It is interesting to note that the two records were received very differently. Maria McCaffery, the CEO of RenewableUK, said that “the record high shows that wind energy is providing a reliable, secure supply of electricity to an ever-growing number of British homes and businesses;” whereas the Germans dismayed at their surge in electricity production.

 Germany has a very advanced renewable energy sector, having invested billions over several years to try and encourage as many renewable energy installations as possible. It is a path that the UK government wants to take, and therefore they must quickly heed the warnings and note the problems that Germany is already experiencing.

Related Articles: Europe Rejects Proposal to Ban Hydraulic Fracking

The problems generally stem from the fact that solar and wind is not a steady source of energy. This means that it is very difficult to maintain a steady supply to the grid, and as a result traditional fossil fuel plants must be kept on standby, ready to produce energy whenever the wind dies too much.
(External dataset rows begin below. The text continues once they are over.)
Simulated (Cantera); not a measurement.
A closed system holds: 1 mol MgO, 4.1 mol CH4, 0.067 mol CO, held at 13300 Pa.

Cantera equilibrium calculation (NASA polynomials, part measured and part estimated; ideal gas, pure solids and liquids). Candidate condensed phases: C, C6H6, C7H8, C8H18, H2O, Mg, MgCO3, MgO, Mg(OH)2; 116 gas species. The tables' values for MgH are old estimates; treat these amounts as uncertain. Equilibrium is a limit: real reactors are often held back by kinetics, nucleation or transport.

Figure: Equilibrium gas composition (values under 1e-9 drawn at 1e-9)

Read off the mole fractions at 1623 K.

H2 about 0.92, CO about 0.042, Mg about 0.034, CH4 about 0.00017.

Keeping a fossil fuel plant on standby in such a way is actually very inefficient, and leads to far more emissions than if the plant were just running normally all the time.

The more Germany installs renewable energy sources, the more problems it encounters. The whole plan to generate 32% of renewables by 2020 is turning out to be a disaster, and the UK really should take note so that they can try to avoid making the same mistakes as best they could.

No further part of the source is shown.